Despite the successful streamlining and efficiency of rights creation and enforcement, some challenges and inconsistencies remained. Most noticeably, there had been spit in the federal courts. Some courts required the certificate to litigate, some courts only required proof that an application had been filed.

Last year, the US Supreme Court ruled that in order for a copyright owner to enforce its rights against infringers, the copyright owner must have a registration certificate for the works that are being infringed.

In Fourth Estate Public Benefit Corp. v. Wall-Street.com, LLC, 586 U.S. ___ (2019) (PDF here) decided March 4, 2019, the US Supreme Court resolved this split among courts around the country by holding that the mere filing of a copyright application is not sufficient to allow a copyright owner to file suit – actual approval of a copyright application by the United States Copyright Office is required before suit can be filed. Approval comes only in the form of a Registration Certificate.

Returning to the client’s question, while it is true that the Copyright Act says  one owns the copyright in a work when it is fixed, it is no longer true that one can ignore the registration requirements. Yes, one does not have to do anything formal to own a copyright in a work one creates. However, one cannot enforce those rights without the registration certificate in hand. For all practical purposes, there is no reason not to register the copyright in any design, pattern or other distinctive element you create. The fees are relatively low ($65.00) and completing/filing the form can be done electronically.

A word to the wise, like all areas of Intellectual Property, there are nuances that are easily overlooked by the uninitiated. You should always consult with an experienced copyright lawyer when evaluating any individual situation.

Does My Business Need A “Button” To Comply With The CCPA’s Do Not Sell Rule?

The California Consumer Privacy Act (“CCPA”) was enacted in early 2018 and went into effect in 2020. Among many concerns about the ability of small businesses to comply with obligations imposed by the CCPA is the requirement that a company allow Californians to access the information held about them, or, in some situations, request that the information that they provided to a company be deleted.  Your clients may be asking you about the CCPA.  While each business should evaluate the law in terms of its own specific situation, here are some general guidelines to start the process.

Does the CCPA Apply to My Business?

If your business satisfies one or more of the following, then the CCPA applies:

(i) annual gross revenue in excess of $25 million?

(ii) buys, receives, sells, or shares the personal information of 50,000 or more consumers, households, or devices, (a) for commercial purposes (assume always true), (b) alone or in combination (assume always true), (c) annually, and

(iii) derives fifty percent (50%) or more of its annual revenues from selling consumers’ personal information.
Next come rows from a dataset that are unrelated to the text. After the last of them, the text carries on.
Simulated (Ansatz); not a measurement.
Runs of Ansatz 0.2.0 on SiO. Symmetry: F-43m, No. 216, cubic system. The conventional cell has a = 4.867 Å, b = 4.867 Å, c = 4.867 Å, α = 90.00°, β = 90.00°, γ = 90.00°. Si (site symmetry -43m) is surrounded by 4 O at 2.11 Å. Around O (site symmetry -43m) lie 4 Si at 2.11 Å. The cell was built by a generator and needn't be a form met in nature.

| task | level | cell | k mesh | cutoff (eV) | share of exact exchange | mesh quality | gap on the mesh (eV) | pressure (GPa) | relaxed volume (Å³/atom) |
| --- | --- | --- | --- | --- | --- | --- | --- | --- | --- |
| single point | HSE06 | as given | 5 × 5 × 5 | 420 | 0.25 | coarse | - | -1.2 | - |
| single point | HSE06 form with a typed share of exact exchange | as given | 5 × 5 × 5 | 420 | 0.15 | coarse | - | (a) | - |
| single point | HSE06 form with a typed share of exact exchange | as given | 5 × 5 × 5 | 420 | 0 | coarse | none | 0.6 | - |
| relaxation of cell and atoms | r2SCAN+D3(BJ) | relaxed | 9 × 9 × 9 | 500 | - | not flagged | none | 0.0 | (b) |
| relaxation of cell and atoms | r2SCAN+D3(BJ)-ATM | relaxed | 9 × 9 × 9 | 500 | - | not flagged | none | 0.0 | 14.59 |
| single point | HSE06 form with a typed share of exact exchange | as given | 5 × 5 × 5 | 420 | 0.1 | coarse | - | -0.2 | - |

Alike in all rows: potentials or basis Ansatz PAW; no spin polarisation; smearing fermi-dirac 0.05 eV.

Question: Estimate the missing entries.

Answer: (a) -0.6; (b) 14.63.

Even if the business does not collect personal information, as long as is collected on behalf of a business (such as through a third party), the business could be covered by the CCPA, assuming the other requirements are satisfied.

What is the Do Not Sell Rule?

The Do Not Sell rule is a key part of the regulation. It states that businesses must give consumers the option to opt-out of the sale of their personal data.

Specifically, the regulation says that businesses must:

  • Have a page on their website titled “Do Not Sell My Personal Information.” On this page, consumers based in California can opt-out of the sale of their personal data.
  • The business must clearly link to the “Do Not Sell My Personal Information” webpage from the homepage.
  • The website must describe the consumer’s rights to opt-out of the sale of personal data and provide a link to the “Do Not Sell My Personal Information” page in its privacy policy.
  • Once a user requests that a business not sell their personal information, the business must respect this decision for a minimum of 12 months.
  • Finally, websites should have a way to prove that they are respecting these customer requests.

Businesses and website owners need to put processes in place that will help them adhere to the above guidelines.

For more information about the impact of the CCPA on your business, please contact the lawyers at Adler Law Group to schedule a consultation.

Privacy Law – How Do You Verify the Identity of a Data Requestor?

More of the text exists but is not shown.